Africa: Things Go Worse With Oppression, Says Coke

Neville Isdell, chairman and chief executive officer of Coca-Cola.
5 June 2008
interview

Cape Town — Economies can grow in countries which do not meet Western standards for democracy, says Neville Isdell, the world-wide head of The Coca-Cola Company. But once they are growing, people in those societies will demand more freedoms. And oppressive societies do not produce good growth. Isdell, the chairman and chief executive officer of Coca-Cola, spoke to AllAfrica in Cape Town, where he was attending the World Economic Forum on Africa.

What proportion of your non-U.S. sales does Africa make up?

Well, of our total sales it's seven percent. I think you want to look at it on a global basis because we are really a global company. Eighty percent of our sales are outside [the United States]. So Africa is seven percent but growing more rapidly than other parts of the world.

With Africa a relatively small proportion of your market, why are you taking this forum so seriously?
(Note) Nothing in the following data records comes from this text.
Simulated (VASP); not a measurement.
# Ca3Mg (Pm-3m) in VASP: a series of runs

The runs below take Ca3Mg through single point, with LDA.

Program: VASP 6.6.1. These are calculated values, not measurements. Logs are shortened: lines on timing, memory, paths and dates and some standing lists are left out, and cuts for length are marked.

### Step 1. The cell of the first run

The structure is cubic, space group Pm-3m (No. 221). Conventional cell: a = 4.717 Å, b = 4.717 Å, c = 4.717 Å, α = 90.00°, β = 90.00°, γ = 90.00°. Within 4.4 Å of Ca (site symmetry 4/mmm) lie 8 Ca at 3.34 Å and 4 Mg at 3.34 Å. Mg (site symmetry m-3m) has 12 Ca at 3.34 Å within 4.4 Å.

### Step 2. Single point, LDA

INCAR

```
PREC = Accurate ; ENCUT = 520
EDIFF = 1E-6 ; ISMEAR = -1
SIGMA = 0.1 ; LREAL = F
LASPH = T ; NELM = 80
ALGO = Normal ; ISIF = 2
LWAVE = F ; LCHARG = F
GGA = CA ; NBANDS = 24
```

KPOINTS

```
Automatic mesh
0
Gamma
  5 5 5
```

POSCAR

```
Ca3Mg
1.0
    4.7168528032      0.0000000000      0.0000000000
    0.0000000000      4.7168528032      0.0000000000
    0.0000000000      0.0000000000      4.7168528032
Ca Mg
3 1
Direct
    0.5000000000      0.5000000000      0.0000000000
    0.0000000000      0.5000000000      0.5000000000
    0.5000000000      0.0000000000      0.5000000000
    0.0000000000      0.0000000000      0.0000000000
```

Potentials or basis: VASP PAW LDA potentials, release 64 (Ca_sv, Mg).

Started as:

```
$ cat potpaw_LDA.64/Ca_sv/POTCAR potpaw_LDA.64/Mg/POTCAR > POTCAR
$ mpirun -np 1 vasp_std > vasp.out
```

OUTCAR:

Well, you look first of all where you are today but then you've got to look at where you are going to be in the future. What you have to focus on is where are the future growth points, where's the growth going to come from? Africa will be a higher percentage of our incremental growth than our existing business. If you look at the last few years, we've been growing at around seven, eight percent…

Per annum?

Per annum in Africa. As I look at the future, I think that that is going to accelerate and that's why we have a major focus [on Africa]. We are present today in all 56 countries, and this is going to be one of the growth points for us in the future.

Can you draw a distinction between the different regions of the continent? Where's the growth biggest, where's the growth smallest?

Well, it's not actually regional. It really is related to what is happening in individual countries. So we have been having good growth in South Africa but if you take the rest of Africa, there is good growth coming out of the likes of Tanzania, out of Egypt, out of Ghana. I'll just take those three – you've got east, west and north – and in all of those countries you've got economies that are growing. And they are growing because of good economic policies and sound government. We're not growing as well… [in] areas where the structures and the governmental policies are more restrictive.

Is there a correlation in your experience between democracy and good governance? Have you had growth in oppressive societies?

Oppressive societies – that is always a problem. You don't get good growth out of those. Where you have a deficit of democracy as defined today by Western elites, you can still have very good growth because they're putting in place sound policies. Not just economic policies – educating their people, having good rule of law, building infrastructure.

I think the real qualifier for democracy to be not just a vote once, but really to take root is a functioning middle class. That is the democratic stabilizer. There's a little bit of a chicken-and-egg situation here. You do not get a functioning middle class unless you have got a growing economy, unless you've got the right economic policies, and those can be put in by governments which don't meet the current Western democratic norm.

Let me give you an example, which has been used by some of the politicians here [at the forum]. I was talking to President [John] Kufuor [of Ghana] last night. He was talking about the fact that at the time of independence the gross domestic product of Ghana and of South Korea were the same [and that South Korea's GDP was now 40 times that of Ghana].

Well, South Korea developed their economy under a military regime initially, with chaebols (giant groups of companies), with centralization, with individual families. That's all broken apart because as the economy grows, as the middle class grows, then their political voice is louder. They say, "Well actually we don't to be run by military government, we don't want to have this centralized economic power. We want dispersion of power." That brings about change, hopefully without any violence whatsoever, which was largely true in South Korea –– there was some but it was a very good evolution.

You've seen what President Kufuor has done in Ghana – I think Ghana's a very, very good example. But remember that that was built off some sound economic policies that had been put in by his predecessor, President [Jerry] Rawlings   – whose history was a very interesting one. He [Rawlings] converted to putting in very sound economic policies. And then you've got someone who believes in civil society in President Kufuor, who starts bringing that together.

So I think these things are situational. We keep looking for a simple formula to what is a very complex issue. It's going to vary, society by society, because you can have clashes of elites, you can have issues such as religious divides, which you have to deal with in maybe different ways.

What are the biggest challenges you have in growing business in Africa?

Well the single biggest one is clearly infrastructure. That is I think one of the big deficits in Africa, and I deal with that in the broadest sense, not just infrastructure in terms of roads and rail but infrastructure also in terms of educational systems, solid judicial systems. They're all the things that everyone writes about.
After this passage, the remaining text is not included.